Floods in Serbia Open Pandora’s Box



Floods in Serbia and Bosnia have opened Pandora’s box of woes for the millions of people who live in the region. Triggering landslides, power cuts, and landmines all across the Balkan landscape, the flood waters have made it even more dangerous for people to survive the damage. The flood wrecked Serbia, Bosnia, and eastern Croatia, claiming lives and leaving people with access to very few basic necessities. With religion thrown into the mix, leaders of the highly Orthodox Christian community claim that the floods are a sign of God’s punishment.

The floods were first reported on Thursday May 15, and made history in the region as the first time that water-based damages caused a loss of life and property. With a death toll that started at three people earlier this week, a state of emergency was declared by the Serbian government. The floods cut off power supply to a lot of villages, and saw a firefighter drown in a rescue attempt.

After declaring a state of emergency in 18 towns and villages including the capital Belgrade, evacuation efforts were in full swing. Maglaj, a central town, saw the Bosna river’s level rise to alarming levels, reaching the first floor of many apartments. With army helicopters coordinating the evacuation efforts in Maglaj, special forces were deployed to aid people in the northern Bosnian town of Doboj that were cut off from most of the bigger towns. The Bosnian government ordered the defence ministry to evacuate the residents of the eastern and northern regions, which were reported to be the worst hit. With roads and schools shut down across the two countries, Central Serbia reported a power cut, as well as floods, had stopped production temporarily in two of Serbia’s main power plants, leaving households in eastern and northern Serbia without power.


Since records began, this natural disaster left at least 50 people dead and countless people displaced and homeless. Reports say that in the three days following initial reports, three months’ worth of rain showered Serbia, Bosnia, and Croatia. One-third of Bosnia was under water, mainly its northern and eastern parts. The death toll rose, leaving a quarter of the four million population displaced. Croatia reported two confirmed deaths and efforts to build walls made of earth along the Sava and Danube to prevent the floods. Serbia, reported 12 deaths in the town of Obrenovac, 20 miles from Belgrade. Croatia, Serbia and Bosnia, which stand along the Sava river were hit the worst. Although the rainfall decreased, bridges disappeared as roads and railways were cut off from public use. The tops of traffic signs were just visible although they were under three to four meters of water. Over more than 24,000 people were moved safely, put up in sports halls, hotels, and schools. Bosnia’s refugee minister, Adil Osmanovic, called the event catastrophic as he awaited updated reports on the floods. The floods  caused 2,100 landslides in Bosnia while 1,000 landslides were reported in Serbia, causing irreparable damage to roads, land and homes. The village of Horozovina, close to Tuzla, was split in two by a landslide that swallowed eight houses, leaving over 100 still in risk of damage.
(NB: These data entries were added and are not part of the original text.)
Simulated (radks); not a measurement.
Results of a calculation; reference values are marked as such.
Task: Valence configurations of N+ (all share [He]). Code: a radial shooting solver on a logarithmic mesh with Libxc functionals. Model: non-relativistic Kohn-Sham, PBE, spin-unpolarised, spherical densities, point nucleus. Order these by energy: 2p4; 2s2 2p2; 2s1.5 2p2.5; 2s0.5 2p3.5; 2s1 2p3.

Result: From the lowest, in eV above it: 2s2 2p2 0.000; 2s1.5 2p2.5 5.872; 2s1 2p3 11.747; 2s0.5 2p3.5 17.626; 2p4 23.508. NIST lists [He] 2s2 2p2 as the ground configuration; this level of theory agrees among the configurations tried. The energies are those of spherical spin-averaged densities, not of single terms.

Laying open Pandora’s box, the floods in Serbia and Bosnia brought up the question of damage control. While the EU and Russia offered to help, most of the work needed to be done by the governments of Serbia, Croatia and Bosnia. Orasje and Brcko in northeast Bosnia were in danger of being flooded, passing the threat into neighbouring Croatia. Brcko officials had six villages evacuated, with rescuers requesting survivors to reach up to rooftops wearing bright clothes for easy identification. Brcko Mayor Anto Domic spoke of efforts made by the Bosnian Army to reinforce the city from the air to avoid flooding it completely. The Defence Ministry lowered steel barriers backed by sandbags to contain the flooding water from the Sava rivers. Civil protection commander Fahrudin Solak coordinated efforts on land in other regions where the river flooded. Obrenovac, site of the Nikola Tesla thermal power plant, was submerged and suffered heavy financial damage. The site of Serbia’s largest power plant reported 12 deaths and extensive damage to the coal mine that powers it. While efforts to limit the damage are in full swing, it is reported that the current damage was worth €100 million ($137 million). This threat to the plant led to an appeal from Serbian Energy Minister Aleksandar Antic for a wiser use of energy to conserve it in the time of need.


The floods left the land bare and 3,000 landslides exposed the landmines and minefields from the 1992-95 war in over 9000 spots in the Balkan lands. Adding to the woes of the already flooded nations, landslides laid open the wounds and hidden threats in the land adding more danger to the mix. 600 people have been killed since 1995 because of the estimated 120,000 landmines that remain in Bosnia. Sasa Obradovic, Sarajevo Mine Action Center, cautioned that besides the landmines, a lot of weapons were thrown into the rivers for over 20 years, risking further danger. With helicopters arranged to airlift frenzied families and survivors to safety from rooftops, authorities are yet to assess the damage the floods have left in their wake. The landmines are seen as a bigger threat as they run the danger of flowing downstream through south-east Europe and Bosnia itself. While the warning posts have been washed away, threats of unsuspecting danger and mines getting stuck in turbines also seem to be of grave concern.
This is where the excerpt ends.